Jethro Tull: the story behind Thick As A Brick
In 1971, Jethro Tull’s Ian Anderson set out with tongue-in-cheek to make “the mother of all concept albums”. With Thick As A Brick, he ended up fulfilling his ambition – and then some
By Malcolm Dome
Monty Python. It might seem a little odd to mention the influential British comedy troupe as we begin a journey through the story of the groundbreaking album Thick As A Brick. But Jethro Tull mainman Ian Anderson believes there’s a common thread.
“Monty Python lampooned the British way of life,” says Anderson. “Yet did it in such a way that made us all laugh while celebrating it. To me, that’s what we as a band did on Thick As A Brick. We were spoofing the idea of the concept album, but in a fun way that didn’t totally mock it.”

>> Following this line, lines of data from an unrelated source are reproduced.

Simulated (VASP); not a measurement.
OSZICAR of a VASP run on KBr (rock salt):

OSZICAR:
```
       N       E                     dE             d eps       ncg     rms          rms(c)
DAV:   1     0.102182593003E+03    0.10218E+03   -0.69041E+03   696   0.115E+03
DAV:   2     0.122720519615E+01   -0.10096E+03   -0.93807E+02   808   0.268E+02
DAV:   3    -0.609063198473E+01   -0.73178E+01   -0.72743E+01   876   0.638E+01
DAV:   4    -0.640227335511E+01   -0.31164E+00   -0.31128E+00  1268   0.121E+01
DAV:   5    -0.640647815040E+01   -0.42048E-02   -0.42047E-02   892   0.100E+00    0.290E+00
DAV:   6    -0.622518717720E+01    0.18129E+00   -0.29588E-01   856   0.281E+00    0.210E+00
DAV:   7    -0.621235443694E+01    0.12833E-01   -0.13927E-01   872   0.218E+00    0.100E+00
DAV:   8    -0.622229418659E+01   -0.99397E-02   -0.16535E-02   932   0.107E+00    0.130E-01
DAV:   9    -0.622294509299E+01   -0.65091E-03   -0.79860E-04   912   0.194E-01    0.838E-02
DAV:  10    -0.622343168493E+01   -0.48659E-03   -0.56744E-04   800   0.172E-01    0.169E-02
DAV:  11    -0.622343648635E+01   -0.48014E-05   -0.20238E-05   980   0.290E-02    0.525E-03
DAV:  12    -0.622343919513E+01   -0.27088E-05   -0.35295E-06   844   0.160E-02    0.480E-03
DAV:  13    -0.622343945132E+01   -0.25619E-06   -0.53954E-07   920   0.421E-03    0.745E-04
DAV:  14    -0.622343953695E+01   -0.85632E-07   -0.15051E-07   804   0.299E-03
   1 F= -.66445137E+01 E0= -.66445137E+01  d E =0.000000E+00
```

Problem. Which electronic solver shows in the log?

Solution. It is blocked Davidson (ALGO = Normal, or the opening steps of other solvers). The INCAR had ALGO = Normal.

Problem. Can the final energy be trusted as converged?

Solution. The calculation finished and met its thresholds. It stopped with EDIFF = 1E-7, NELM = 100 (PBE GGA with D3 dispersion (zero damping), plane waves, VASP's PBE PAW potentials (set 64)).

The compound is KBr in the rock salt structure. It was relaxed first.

It’s often been said that the seeds for 1972’s Thick As A Brick (the band’s fifth album) were sown when its predecessor, ’71’s Aqualung, was wrongly perceived as a fully-blown conceptual piece. Myth has it that Anderson was angry about this misconception.
“Not angry, no,” explains the man nearly four decades on. “I was actually mildly irritated and wryly amused. However much I insisted that Aqualung wasn’t a concept album, the media still persisted in treating it as such. They seemed to believe the whole record was a major religious story. The truth was that three or four songs were linked by questioning the nature of religion. But the rest were stand-alone tracks. So, after this whole scenario, I thought, ‘OK, we’ll not only now do a real concept album, but we’re going to make it the mother of all concept albums!’.”